Russell Shaw’s new book American Church: The Remarkable Rise, Meteoric Fall, and Uncertain Future of Catholicism in America, gives his interpretation of the relationship of Catholicism’s interaction with America. He agrees with Orestes Brownson, who was pessimistic about how Catholicism would do in America, rather than Isaac Hecker (founder of the Paulists) who was optimistic, Shaw also thinks that Cardinal Gibbons of Baltimore set the Church here on a firmly Americanizing and assimilationist course.

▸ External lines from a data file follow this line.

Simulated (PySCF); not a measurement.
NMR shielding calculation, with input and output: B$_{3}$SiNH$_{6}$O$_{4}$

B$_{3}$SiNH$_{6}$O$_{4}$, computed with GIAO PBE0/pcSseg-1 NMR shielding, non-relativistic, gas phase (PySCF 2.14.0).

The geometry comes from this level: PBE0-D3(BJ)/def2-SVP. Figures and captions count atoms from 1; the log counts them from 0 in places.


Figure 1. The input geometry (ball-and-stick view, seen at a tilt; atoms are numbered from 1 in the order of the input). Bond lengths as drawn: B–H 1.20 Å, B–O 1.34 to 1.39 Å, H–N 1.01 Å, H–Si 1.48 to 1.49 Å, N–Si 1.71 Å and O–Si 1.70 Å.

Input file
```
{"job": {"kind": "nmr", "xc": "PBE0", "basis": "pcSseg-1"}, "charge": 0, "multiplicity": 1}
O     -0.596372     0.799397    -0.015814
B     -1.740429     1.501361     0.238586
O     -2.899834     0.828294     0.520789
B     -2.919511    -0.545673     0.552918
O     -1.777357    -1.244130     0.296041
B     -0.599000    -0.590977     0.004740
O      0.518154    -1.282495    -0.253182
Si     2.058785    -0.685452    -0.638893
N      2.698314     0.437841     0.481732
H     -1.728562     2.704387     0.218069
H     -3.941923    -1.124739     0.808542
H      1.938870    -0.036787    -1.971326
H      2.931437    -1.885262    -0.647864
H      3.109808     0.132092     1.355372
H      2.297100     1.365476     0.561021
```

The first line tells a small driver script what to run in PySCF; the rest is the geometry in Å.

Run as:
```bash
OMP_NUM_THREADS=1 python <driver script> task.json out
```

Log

The Irish especially were determined to make it in America. They were hostile to German immigrants, and even more so to Eastern Catholics. The Irish were determined to be complete Americans, and their high point came with the election of Kennedy. After Vatican II Catholics dismantled the “ghetto,” and wholeheartedly embraced the world. Catholic politicians have completely adopted secular establishment attitudes to sexuality and life issues. Visible practice among the laity has collapsed, and Catholics are indistinguishable from other Americans in divorce and abortion, and Jesuit colleges vie among themselves to sponsor gay organizations.
Shaw thinks the ultimate source of the collapse is the American attitude that individuals have a direct line to the Holy Spirit, and that, in modern terms, “conscience” or the “sensus fidelium” trumps the faith historically transmitted by an authoritative Church.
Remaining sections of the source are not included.